Zobrist key random numbers

wgarvin · Post by **wgarvin** » Wed Jan 28, 2009 12:21 am

diep wrote:Note i see you work at IBM, did i google that correct?

You cannot compare the PC processors with HPC processors from IBM. Those architectures are *total* different. I'd love to have a try with diep at a power6 to see its IPC there. I'm betting it is a LOT better than anything in specint is.

Vincent

I did work at IBM in the past (doing Java software things, nothing related to processors), but these days I make console games. Yeah, IBM makes the CPUs for all of the current gen of consoles, which is kind of cool.

Xbox360 and Wii are PPC-based, and the PS3 uses a Cell processor whose PPU is basically the same dual-thread, in-order PPC core used in the Xbox360. Except that the 360 has three of them, while the PS3's Cell processor has one of them plus about 6 SPU processors. I like the 360 and PS3 both, but the in-order cores mean you have to really avoid pipeline stalls and cache misses (e.g. an L2 cache miss on the Xbox360 is about 610 cycles, and there's no automatic prefetching).

Of course a modern desktop CPU handles not-very-optimized code much more gracefully than the console CPUs do... which is a good thing, since there are so many different CPUs and motherboards out there. We try to optimize on a small number of representative chips, but for the consoles we can and do optimize for the specific CPUs.

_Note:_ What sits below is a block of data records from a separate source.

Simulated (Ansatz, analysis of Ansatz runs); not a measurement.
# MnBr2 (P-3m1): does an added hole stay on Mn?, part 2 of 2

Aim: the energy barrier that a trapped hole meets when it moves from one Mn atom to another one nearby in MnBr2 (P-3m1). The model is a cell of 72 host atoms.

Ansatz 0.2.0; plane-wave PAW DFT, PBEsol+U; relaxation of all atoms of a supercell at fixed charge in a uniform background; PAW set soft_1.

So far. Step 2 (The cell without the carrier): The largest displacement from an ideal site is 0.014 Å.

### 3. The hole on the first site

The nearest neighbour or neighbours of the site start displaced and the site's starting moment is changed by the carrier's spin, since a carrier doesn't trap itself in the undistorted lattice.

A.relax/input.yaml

diep · Post by **diep** » Wed Jan 28, 2009 8:32 pm

hgm wrote:Do you have any idea which code produces thes i-cache misses? E.g. is it rarely used evaluation features, or promotions in Make / UnMake?

It is the total package but especially of course Evaluation as that's most code during runtime.

Note that i forgot to mention that branches are real expensive as well: 12.2% branch misprediction overall at the oldie opteron.

cachegrind does not work for core2 misprediction statistics,
as the manner in which processors do branchprediction is more topsecret than how to build a nuke.

Maybe i should try vtune for that. Of course this gets caused by Diep's huge amount of patterns. It is of course relative easy with hard work to get rid of a lot of branches, but then code becomes total unreadable.

I am considering however to build a define for this and see where the ship lands.

As explained by Nalimov some while ago the big problem with optimizations is that compiler doesn't know hell of a lot of things we do about the engine.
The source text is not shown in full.